KEY POINTS:
Australia is poised for a dramatic change in direction under its new Labor Government.
It will join world climate change negotiations, withdraw combat troops from Iraq and take its economy beyond the mining boom.
In an immediate flow-on effect from the Labor landslide in Saturday's election, Indonesia has said Prime Minister-elect Kevin Rudd will be welcome at climate change meetings from which Australia had been barred.
Mr Rudd yesterday met the head of his department, Dr Peter Shergold, for briefings that included next month's climate talks in Bali.
He will decide within days who will be in his Cabinet, and intends having ministers sworn in and at work by the end of the week.
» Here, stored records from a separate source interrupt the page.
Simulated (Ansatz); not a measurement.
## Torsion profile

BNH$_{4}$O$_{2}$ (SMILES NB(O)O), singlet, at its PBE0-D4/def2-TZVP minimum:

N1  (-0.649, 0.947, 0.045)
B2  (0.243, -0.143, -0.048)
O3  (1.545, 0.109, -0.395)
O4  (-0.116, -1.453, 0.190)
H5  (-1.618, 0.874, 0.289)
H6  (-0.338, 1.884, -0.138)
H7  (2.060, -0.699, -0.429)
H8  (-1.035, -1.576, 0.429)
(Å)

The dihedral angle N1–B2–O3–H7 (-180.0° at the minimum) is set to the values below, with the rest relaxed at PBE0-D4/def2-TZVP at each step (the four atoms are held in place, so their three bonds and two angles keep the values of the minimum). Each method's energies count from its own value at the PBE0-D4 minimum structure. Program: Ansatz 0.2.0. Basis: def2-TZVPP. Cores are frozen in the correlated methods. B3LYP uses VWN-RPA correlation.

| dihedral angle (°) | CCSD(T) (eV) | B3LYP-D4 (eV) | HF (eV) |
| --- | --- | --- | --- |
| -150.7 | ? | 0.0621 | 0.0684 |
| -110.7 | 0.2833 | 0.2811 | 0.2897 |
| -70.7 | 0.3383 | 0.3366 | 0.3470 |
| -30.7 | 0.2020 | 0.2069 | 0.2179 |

Mr Rudd also plans to fly his MPs to Canberra for a caucus meeting on Thursday.
The only part of his job he is not in a hurry to complete is the eviction of deposed Prime Minister John Howard from the official prime ministerial residences of the Lodge in Canberra and Kirribilli House on Sydney Harbour.
He said yesterday that during Mr Howard's call conceding defeat on Saturday night, he had assured his predecessor that he could take as long as he needed to move out.
Within hours of his talk with Mr Howard, Mr Rudd received congratulatory calls from American President and staunch Howard fan George W. Bush, British Prime Minister Gordon Brown and Indonesian President Susilo Bambang Yudhoyono.
Mr Rudd now has the sensitive job of negotiating with Washington the withdrawal of the more than 500 combat troops from southern Iraq.
A former diplomat, he is a strong supporter of the US alliance, the war on terror and operations in Afghanistan, where three soldiers of Australia's force of almost 1000 have died recently.
Although he would not give details of their conversation, he said he had told Mr Bush that the US alliance was central to Australia's foreign policy.
Mr Rudd will visit Washington next year.
In his call, President Yudhoyono invited Mr Rudd to next month's UN-sponsored climate change talks in Bali, reversing Australia's exclusion because of Mr Howard's refusal to ratify the Kyoto Protocol.
Australia and the US were the only two major developed nations to refuse to ratify Kyoto.
If Mr Howard had been returned, Australia would have been barred from the negotiations of the "meetings of parties" to the protocol, and the "ad hoc working group", which will shape climate change action beyond Kyoto.
But Indonesia, which will preside over the conference, had said that if Mr Rudd won and carried out his promise to ratify Kyoto, all doors would open.
Yesterday, he said President Yudhoyono had extended the invitation to Bali, and also invited him to visit Jakarta next year.
The new Australia leader said he also discussed climate change co-operation with Britain during his conversation with Prime Minister Brown.
At home, Mr Rudd will quickly introduce new policies and measures in education, healthcare, high-speed broadband and school computers and move to help families under financial pressure in areas such as child care.
But he conceded that his election campaign agenda could not solve all the nation's problems.
"None of those agenda items is a silver bullet for every problem," he said. "But they are a pathway to the future and we're determined to implement it."